MSBI Geek: Database Design Consideration

So, this is my 2^nd blog which details various database design consideration that one should follow while developing database design. This is just a high-level overview of guidelines that I normally follow. The list is not exhaustive, so there will be a few more considerations here and there depending upon different personnel and environment under which databases are designed. What this blog doesn’t include is any in-depth SQL syntaxes or code walk-through as the sole intention behind blogging this topic is to share information around how different bits and pieces fits together from database development perspective.

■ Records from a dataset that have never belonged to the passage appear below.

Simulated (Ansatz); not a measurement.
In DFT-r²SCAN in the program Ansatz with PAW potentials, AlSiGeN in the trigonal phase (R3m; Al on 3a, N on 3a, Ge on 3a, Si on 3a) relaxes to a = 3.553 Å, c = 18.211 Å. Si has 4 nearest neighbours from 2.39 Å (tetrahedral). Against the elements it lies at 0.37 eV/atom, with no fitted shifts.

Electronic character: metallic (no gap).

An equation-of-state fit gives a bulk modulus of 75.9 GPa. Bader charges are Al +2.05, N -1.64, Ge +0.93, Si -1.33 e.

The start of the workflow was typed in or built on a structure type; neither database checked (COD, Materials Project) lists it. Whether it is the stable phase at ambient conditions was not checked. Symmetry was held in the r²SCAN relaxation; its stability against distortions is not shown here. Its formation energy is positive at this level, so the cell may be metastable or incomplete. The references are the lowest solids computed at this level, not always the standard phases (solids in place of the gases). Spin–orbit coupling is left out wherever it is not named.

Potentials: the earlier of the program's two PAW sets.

Database design is one of the most important aspects of any application development life cycle. Performance issues because of poor design & technical debts are not always visible when the system is small & early production days but as the system grows with time they become more apparent and increasingly difficult to manage. It takes far more effort to improve performance for a live-application when measured against identifying & fixing issues during early phase of development cycle. It is always recommended to spend quality time (at least a couple of iterative cycles) in thinking, discussing & designing database architecture up front rather than leaving it with “Let's see how it will perform attitude”.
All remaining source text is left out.